The same coder transcribed the videotapes for both cultures in our reliability assessments; that coder did the original coding of the USA data and trained the subsequent coders. In cases of disagreements between coders, we used the original coding.
(i). Length of gesture string.
Each string of gestures was coded for the number of distinct gestures it contained. The total number of gestures produced by each individual was tabulated and that number was divided by the total number of gesture strings the individual produced to arrive at a mean length of gesture string. To assess reliability for gesture string length, a second coder independently transcribed a subset of the data for each group and culture. Agreement between coders was 95% (N=293) for Nicaraguan homesigners; 83% (N=572) for hearing Nicaraguan families; 93% (N=195) for USA homesigners; and 89% (N=316) for hearing USA families.
(ii). Proportion of complex sentences.
All gesture sentences were coded with respect to the number of propositions they contained. Once the boundaries of a gesture sentence were established using the motoric criteria just described, we used both the form of the gestures and the context in which the gestures were produced to assign meanings to propositions (see Goldin-Meadow & Mylander, 1984:26–32, for a detailed description of how propositions were assigned meanings and for examples). Sentences containing two or more propositions were classified as complex; sentences containing a single proposition were classified as simple.2 Agreement between coders for identifying complex sentences was 93% (N=289) for Nicaraguan homesigners and 95% (N=858) for their hearing families; 95% (N=174) for USA homesigners and 97% (N=238) for their hearing families.

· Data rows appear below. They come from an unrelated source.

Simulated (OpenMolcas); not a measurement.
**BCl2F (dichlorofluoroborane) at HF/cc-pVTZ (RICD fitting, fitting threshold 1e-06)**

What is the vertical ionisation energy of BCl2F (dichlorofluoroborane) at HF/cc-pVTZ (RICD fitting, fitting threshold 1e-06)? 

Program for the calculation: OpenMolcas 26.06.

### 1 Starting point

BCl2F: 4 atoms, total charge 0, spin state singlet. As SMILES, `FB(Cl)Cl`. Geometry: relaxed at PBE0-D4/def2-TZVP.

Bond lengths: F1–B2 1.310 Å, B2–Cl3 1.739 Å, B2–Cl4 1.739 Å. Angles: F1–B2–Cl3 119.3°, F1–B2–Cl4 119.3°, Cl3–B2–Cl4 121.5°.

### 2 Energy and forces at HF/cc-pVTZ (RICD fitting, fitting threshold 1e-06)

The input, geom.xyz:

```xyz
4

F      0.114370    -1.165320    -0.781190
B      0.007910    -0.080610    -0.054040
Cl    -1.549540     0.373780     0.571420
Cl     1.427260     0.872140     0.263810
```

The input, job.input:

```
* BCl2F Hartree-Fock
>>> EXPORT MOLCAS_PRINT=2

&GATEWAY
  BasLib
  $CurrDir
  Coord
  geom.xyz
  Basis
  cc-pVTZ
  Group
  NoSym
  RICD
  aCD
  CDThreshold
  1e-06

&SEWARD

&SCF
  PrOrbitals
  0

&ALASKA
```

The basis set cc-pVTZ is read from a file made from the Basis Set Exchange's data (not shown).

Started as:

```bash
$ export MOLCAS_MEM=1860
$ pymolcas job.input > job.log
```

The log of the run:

(iii). Proportion of complex noun phrases.
All gestures referring to an entity were classified according to whether they functioned as a complex noun phrase (see Hunsicker & Goldin-Meadow, 2012, for details). Three types of gestures were used to refer to entities: (i) Pointing gestures refer to the entity toward which they are directed (e.g., pointing at a toy in the room to refer to that specific toy). This type of gesture functions like a demonstrative (e.g., this, that, her), pointing out a particular object but not categorizing it. (ii) Pointing gestures, called category points, do not refer to the particular object they indicate, but rather to an object of the same type (Butcher et al., 1991), e.g., a pointing gesture at an empty bubble jar present in the room, produced to request a full bubble jar from the next room. These gestures function like nouns in that they evoke the category by indexing an object that is an instance of that category to which the object belongs (in this case, the category of bubble jars) rather than the particular object (that jar). (iii) Iconic gestures represent an object by evoking some aspect of the intended referent, e.g., a twisting gesture produced to refer to a bubble jar. We included only iconic gestures used as nouns; Goldin-Meadow et al. (1994) describe the criteria used to distinguish noun iconic gestures (as in the bubble jar example) from verb iconic gestures (e.g., when the twisting gesture is used to refer to the act of twisting the jar lid). Noun iconic gestures resemble category points in that they do not specify a particular object, but rather specify a category of objects (in this case, bubble jars).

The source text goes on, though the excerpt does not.